About 600 high school students have crossed from Ethiopia into Kenya during the past week, claiming the Ethiopian government is harassing them.

A spokesman for the U.N. High Commissioner for Refugees, Emmanuel Nyabera, says the students fled their boarding school after a crackdown by the Ethiopian security forces.

Mr. Nyabera says the students told U.N. officials the security forces started arresting students who were protesting the housing of soldiers in their dormitories.

Mr. Nyabera says U.N. refugee officials are meeting with Ethiopian government representatives and others to determine whether it would be safe to send the students home.

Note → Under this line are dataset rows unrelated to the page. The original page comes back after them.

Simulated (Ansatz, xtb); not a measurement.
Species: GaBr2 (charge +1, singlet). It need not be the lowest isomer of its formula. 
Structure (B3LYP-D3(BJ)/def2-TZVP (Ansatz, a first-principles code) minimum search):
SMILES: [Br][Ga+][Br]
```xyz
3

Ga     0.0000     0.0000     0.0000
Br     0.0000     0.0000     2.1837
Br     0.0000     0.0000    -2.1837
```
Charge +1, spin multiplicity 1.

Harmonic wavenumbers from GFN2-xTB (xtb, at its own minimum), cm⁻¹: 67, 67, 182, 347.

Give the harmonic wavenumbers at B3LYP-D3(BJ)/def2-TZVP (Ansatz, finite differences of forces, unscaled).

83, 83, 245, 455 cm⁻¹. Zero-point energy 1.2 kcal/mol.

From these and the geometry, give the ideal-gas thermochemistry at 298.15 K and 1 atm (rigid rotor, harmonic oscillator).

"Our priority at the moment is to discuss with the Kenya government and with the Ethiopian government to ensure that they return in a dignified and secure manner back to Ethiopia," he explained.

Failing that, says Mr. Nyabera, the students who qualify for refugee status can stay at refugee camps in Kenya.

Mr. Nyabera says it is not clear why the soldiers are being billeted in the schools' facilities.

The students told U.N. refugee officials they think there is also an ethnic dimension to the crackdown.

"They were saying that they were being targeted also because almost all of them are Oromos," he said.

The Ethiopian government has had long-running battles with the Oromo Liberation Front, a southern rebel group that wants the area to separate from Ethiopia. The group, along with human rights organizations and others, has charged that the Ethiopian government represses and discriminates against ethnic Oromos.

Attempts by VOA to contact Ethiopian government officials for comment were not successful.

News agencies quoted Information Minister Bereket Simon as accusing the Oromo Liberation Front of promising the students money and scholarships to schools in the United States and Canada if they crossed the border into Kenya and claimed that they were being persecuted.

Mr. Bereket urged the students to come home, saying they have done nothing wrong.